Foreign language teaching has slowly started to steer away from the monolingual 'dogma' (Butzkamm, 2003), by welcoming the first language (L1) and students' additional language resources in the foreign language classroom (De Angelis, 2011; Haukås, 2016; Macaro, 2001; Molway, 2021). Furthermore, governing bodies in countries such as France (MEN, 2020), England (Ofsted, 2021) and Norway (NDET, 2020) encourage teachers to use students' multilingual repertoire. However, little is known about the connection between teachers' beliefs about multilingualism and how it actually translates into the multilingual classroom.
In this paper, we present findings from the international LANGUAGES project. Drawing on teacher surveys (n=48) and video-recorded lessons (n=128), the presentation will focus on teachers' perspective on multilingualism; English and French teachers' attitudes towards multilingualism and their teaching practices in foreign language classrooms. We present findings among teachers of English as a foreign language in France and Norway, and teachers of French as a foreign language in England and Norway, based on two datasets: (1) the Multiteach survey, where teachers express their attitudes towards and experiences with multilingualism (Calafato, 2020), and (2) video-recorded lessons where the same teachers teach foreign languages, to see whether and how they encourage the use of L1 or other languages than the target language in their lessons (Brevik & Rindal, 2020; Vold & Brkan, 2020).
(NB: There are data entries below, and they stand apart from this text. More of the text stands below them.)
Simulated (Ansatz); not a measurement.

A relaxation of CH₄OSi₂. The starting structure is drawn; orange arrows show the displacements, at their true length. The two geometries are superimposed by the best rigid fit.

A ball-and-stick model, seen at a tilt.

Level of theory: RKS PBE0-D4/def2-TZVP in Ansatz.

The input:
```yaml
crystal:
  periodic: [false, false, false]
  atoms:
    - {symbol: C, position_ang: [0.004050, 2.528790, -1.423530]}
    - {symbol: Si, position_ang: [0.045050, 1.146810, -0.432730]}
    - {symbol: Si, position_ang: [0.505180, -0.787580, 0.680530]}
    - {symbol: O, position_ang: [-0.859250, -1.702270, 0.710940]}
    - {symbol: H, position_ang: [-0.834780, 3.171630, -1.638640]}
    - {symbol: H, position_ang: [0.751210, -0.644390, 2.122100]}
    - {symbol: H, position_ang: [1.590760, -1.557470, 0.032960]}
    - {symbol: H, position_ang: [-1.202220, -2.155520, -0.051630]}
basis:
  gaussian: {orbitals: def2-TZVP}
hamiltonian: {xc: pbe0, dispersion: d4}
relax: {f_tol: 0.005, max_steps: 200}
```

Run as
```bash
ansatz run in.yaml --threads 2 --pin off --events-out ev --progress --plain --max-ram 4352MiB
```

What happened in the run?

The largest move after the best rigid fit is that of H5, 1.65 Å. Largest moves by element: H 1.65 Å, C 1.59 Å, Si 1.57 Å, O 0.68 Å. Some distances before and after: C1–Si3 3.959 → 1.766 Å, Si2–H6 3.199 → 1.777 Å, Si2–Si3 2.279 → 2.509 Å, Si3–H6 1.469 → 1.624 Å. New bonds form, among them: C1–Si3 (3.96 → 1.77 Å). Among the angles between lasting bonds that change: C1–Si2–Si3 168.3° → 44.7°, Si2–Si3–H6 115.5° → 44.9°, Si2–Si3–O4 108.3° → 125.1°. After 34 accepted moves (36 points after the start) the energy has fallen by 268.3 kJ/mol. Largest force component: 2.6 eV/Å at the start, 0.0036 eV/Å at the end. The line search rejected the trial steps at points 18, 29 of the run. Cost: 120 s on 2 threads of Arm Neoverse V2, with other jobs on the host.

Comparing teachers' perspectives on multilingualism and actual foreign language teaching, our analysis provides a unique perspective on two language subjects across three countries revealing traditions within each education system, as well as similarities and differences across contexts related to language policy, recommendations from national curricula, teachers' beliefs, and actual classroom teaching. The findings provide important insight concerning opportunities and challenges for language teachers, teacher educators and policy-makers across multilingual contexts.